Throughout the ongoing battle over Senator Hatch's controversial Induce Act, the dividing lines have been clear: the RIAA on one side, and the technology and telecommunications industries on the other, with one puzzling exception -- the Business Software Alliance. The BSA did appear at Senator Hatch's initial hearing on the Act, but other than that has been surprisingly quiet in the debate over subsequent drafts of the bill and the effort to defend the Betamax doctrine.

Last night, all of that changed. In a strongly-worded letter [PDF 65k], BSA (along with CSPP and the ITIC) told Senators Hatch and Leahy in no uncertain terms what's wrong with Induce and what any bill that expands copyright liability would need to pass muster:

We believe that to implement your goal that legitimate products and technologies not be threatened, it should be made clear that technology products that can be used for significant legitimate purposes - in the copyright vernacular, substantial non-infringing uses - are not subject to copyright infringement liability. To this end, the bill should state clearly that the Supreme Court's decision in the Sony Corp. v. Universal City Studios, Inc case is unaffected and the defenses to infringement in that decision are preserved. That decision has stood for 20 years, and technology companies and the marketplace have come to rely on it.

[W]e believe that the draft circulated this week would encourage litigation and ultimately require responsible companies to spend resources defending themselves, even when no illicit aims are present. The draft does not make clear that providing technology products and services per se is not subject to liability, including when they can be used for significant legitimate purposes. Nor does the draft state, without qualification, that mere knowledge of infringing use of a product or service, or advertising and providing support or assistance to users, are not a basis for infringement liability.

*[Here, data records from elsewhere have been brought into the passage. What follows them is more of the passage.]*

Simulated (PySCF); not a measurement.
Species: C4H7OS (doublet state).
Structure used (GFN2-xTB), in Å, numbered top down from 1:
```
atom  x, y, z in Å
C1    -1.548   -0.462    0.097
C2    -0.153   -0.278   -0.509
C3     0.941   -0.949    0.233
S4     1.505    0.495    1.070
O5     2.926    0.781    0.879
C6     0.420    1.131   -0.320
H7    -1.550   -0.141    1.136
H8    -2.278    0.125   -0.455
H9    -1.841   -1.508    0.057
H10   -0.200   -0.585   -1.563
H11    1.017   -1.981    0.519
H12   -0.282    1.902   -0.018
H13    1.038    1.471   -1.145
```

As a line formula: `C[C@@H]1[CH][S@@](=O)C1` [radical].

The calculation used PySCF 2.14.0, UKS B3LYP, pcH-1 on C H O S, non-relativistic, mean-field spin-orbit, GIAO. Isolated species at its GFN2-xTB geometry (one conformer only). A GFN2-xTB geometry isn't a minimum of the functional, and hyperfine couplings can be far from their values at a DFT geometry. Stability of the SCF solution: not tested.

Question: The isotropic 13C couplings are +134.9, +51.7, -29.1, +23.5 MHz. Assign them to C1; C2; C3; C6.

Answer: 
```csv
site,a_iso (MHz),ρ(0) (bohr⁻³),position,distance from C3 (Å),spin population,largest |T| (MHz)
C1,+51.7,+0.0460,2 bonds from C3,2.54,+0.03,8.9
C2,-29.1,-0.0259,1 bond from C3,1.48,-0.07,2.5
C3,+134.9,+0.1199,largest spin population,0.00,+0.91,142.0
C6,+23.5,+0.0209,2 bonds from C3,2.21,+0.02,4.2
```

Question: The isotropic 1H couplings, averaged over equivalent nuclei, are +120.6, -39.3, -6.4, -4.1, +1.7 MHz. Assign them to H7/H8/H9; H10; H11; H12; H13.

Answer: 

To address the goals of this legislation, we believe that a more narrowly tailored approach would be better; one that enables aggrieved parties to target entities that have illicit motives and business models. This would avoid three major problems with the current draft: first, the need for courts to make determinations of the subjective intent of a product designer or producer, instead of properly focusing on objective questions of causation and business models; second, the need for courts to examine the design, functions and capabilities of particular technologies; and third, the inability of courts to dismiss a case before parties have to engage in costly and disruptive discovery.

This makes it full house. Technology and telecommunications companies and organizations uniformly oppose the current version of Induce and favor preserving Betamax. Hatch has emphasized over and over that he wants consensus on Induce. I would say that now he has it: Don't Induce; Save Betamax.